A chase to the safety of the Spanish border.
Eleanor Gorton Clarke is an American writer living an opulent Bohemian lifestyle in Nazi-occupied Paris, which is slowly disintegrating in front of her eyes. She is mourning the death of her Parisian lover at the hands of the Germans and doesn’t realise her situation until the United States enters the war overnight.
Her best option is to flee the city she loves with little more than her valise, a couple of cartons of Chesterfield cigarettes and a precious first edition of the James Joyce novel, Finnegans Wake. A stranger saves her life at the hands of two enemy soldiers, whom he kills. The two of them find themselves on the run to the Spanish border from the relentless Kommissar Anton Bauer, hell bent on avenging the deaths of the German youths, who remind him of his sons.
Eleanor and her saviour, Henk, the two circumstantial partners-in-crime, must work together to survive, but they instantly despise each other. Both enter their own journeys of trust and self-discovery, along with a growing passion. But another, deeper secret emerges, and Eleanor makes the ultimate sacrifice in the name of love.
Eleanor is an enticing character; dogmatic and resilient (she drove an ambulance in World War One), but also vain and somewhat selfish. It is her flaws that make her so relatable to the reader; she will risk her life to ensure her nose is powdered; she will accidentally expose her identity for the sake of being right in an argument. Things don’t always run smoothly for her and she’s usually at least partly to blame for this. Henk is more enigmatic and obtuse, and the reader is drawn into the slow reveal of his history.
Books and bookshops emerge as a motif: havens from the madness and unpredictability of war. Eleanor seeks both solitude and literal and metaphorical escape within these sanctuaries and they protect and strengthen her to the very end.

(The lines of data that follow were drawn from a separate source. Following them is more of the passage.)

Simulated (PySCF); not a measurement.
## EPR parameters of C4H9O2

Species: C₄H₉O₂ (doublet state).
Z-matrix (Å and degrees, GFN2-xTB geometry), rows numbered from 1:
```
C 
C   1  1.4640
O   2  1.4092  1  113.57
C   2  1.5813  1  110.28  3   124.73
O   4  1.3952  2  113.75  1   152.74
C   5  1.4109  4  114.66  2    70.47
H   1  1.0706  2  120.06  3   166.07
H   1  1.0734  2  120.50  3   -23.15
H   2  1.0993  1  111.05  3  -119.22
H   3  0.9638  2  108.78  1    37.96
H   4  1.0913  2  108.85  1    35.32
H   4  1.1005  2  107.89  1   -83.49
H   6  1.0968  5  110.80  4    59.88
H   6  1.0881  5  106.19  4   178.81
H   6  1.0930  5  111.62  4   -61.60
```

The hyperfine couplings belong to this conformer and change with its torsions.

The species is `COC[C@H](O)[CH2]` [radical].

There have been many novels set amongst the back drop of confusion and mayhem during World War Two, but few have told the predicament of Americans caught in Paris at such a volatile time. Even fewer have described the plight of German soldiers who have fought bravely for their country, only to be exposed as having Jewish parentage and suddenly find themselves on the other side of the fence. Author J.R. Lonie, predominantly a screen writer and script editor of Australian film and television such as Kokoda and A Place to Call Home, has meticulously researched these forgotten stories, which have become intertwined with the tales of his protagonists, along with their escape route through France to the Spanish border. Viewing World War Two from this perspective is thrilling and unique and makes for a great story.
Although the historical side of the novel is almost faultless, The Woman from Saint Germaindoes not deliver the level of depth to the story the reader is seeking. The chase becomes repetitive and tedious and there is too much focus on Bauer’s methamphetamine-induced obsessions, whereas some of the more climactic events of the novel are reported in a few undescriptive sentences. At times the narrative focus shifts, so the reader sees an event from Eleanor’s perspective and then reveals Henk’s feelings about the same event. This was not necessary and confused the story at times; it would have been better to have left the second perspective implied.
Overall though, a well-researched tale of a dangerous escape through war-torn France with engaging characters.